I had spent three years at Mills as a commuting student. I was approaching my fourth and final year and still did not feel the strong sense of community that is often said to be discovered while in college. I, like many students on campus, have had to work several jobs while continuing school and did not expect my collegiate experience to be anything like what we see on television; but I at least wanted to have a community of friends that I could be supportive of and who could be supportive of me. When I discovered ICL my junior year I figured I’d give it a shot. Since becoming an ICL scholar I’ve gained a community and so much more.
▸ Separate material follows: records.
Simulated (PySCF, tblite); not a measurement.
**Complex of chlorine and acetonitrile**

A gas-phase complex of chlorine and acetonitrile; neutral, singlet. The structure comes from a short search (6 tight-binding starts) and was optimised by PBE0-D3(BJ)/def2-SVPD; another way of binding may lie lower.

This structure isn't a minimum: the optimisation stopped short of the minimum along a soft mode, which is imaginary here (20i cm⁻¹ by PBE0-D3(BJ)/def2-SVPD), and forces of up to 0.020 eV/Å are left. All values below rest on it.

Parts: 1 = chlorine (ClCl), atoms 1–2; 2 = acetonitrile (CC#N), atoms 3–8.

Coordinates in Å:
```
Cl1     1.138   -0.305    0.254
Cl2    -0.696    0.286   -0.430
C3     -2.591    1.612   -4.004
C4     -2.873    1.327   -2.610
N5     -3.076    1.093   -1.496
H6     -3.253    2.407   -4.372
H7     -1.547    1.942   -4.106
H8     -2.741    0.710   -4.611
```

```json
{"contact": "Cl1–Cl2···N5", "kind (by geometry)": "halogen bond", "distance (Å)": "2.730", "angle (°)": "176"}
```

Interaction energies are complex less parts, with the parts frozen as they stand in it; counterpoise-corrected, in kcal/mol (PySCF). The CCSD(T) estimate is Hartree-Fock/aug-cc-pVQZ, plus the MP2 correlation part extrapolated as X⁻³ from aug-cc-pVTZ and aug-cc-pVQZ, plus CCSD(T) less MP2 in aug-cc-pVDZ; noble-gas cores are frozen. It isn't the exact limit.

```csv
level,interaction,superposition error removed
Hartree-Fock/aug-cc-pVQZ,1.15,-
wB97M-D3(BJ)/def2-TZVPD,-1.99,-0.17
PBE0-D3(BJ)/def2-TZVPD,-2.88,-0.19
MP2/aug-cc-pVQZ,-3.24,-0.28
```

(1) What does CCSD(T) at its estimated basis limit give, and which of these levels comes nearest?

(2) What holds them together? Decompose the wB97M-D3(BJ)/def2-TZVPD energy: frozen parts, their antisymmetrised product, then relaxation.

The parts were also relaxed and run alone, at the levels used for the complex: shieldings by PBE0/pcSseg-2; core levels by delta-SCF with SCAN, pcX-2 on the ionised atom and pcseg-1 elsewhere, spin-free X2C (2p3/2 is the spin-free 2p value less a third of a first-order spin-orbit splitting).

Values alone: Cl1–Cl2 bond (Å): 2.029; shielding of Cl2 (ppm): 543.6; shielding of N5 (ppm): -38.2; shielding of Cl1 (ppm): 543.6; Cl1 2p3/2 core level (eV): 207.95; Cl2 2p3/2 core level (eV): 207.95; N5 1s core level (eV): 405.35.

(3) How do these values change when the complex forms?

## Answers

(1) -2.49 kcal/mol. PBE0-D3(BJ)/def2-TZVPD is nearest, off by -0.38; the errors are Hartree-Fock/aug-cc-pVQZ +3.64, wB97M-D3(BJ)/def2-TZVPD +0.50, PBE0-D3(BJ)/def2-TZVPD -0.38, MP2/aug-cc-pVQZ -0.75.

ICL has helped me fine-tune my purpose. I became an ICL scholar with the knowledge that the professional passion I wanted to pursue intersected the areas of law and financial planning. By developing my ICL grant project I have been able to conceptualize what I want to do in these areas. Before ICL I believed that what is actually possible for me today was only possible several years from now. I did not have the strong sense of power and even stronger sense of direction that is present in my life today. I am someone who is destined to do great things in this world, in part because of ICL. Through discussions with my ICL sisters, I have been able to further develop my professional plans for the future. Everyone may say that ICL has done something slightly different for them; for me I am able to approach graduation with a plan. Everyone’s been asking me, “So what are you going to do after graduation?” Because of ICL, I know exactly what that is.
It is a travesty that ICL is facing closure. I have learned so much and am very grateful for the experience that I’ve had. It saddens me that other students will not get to participate in this program. It further saddens me that my cohort will not get the funding to complete the grant projects we have been developing this past year. I know that my project will live on in spite of this, but it still hurts. After seeing the grant projects of last year’s cohort this past weekend, I was proud. I was proud to be an ICL scholar and a Mills woman because what those women have done is what this school is supposed to be all about. ICL is an incubator for women who want to create positive and civic change in their communities through their individual passions. To see that be taken away from future Mills women makes me question my beliefs about what this school stands for and what the College implies it is about.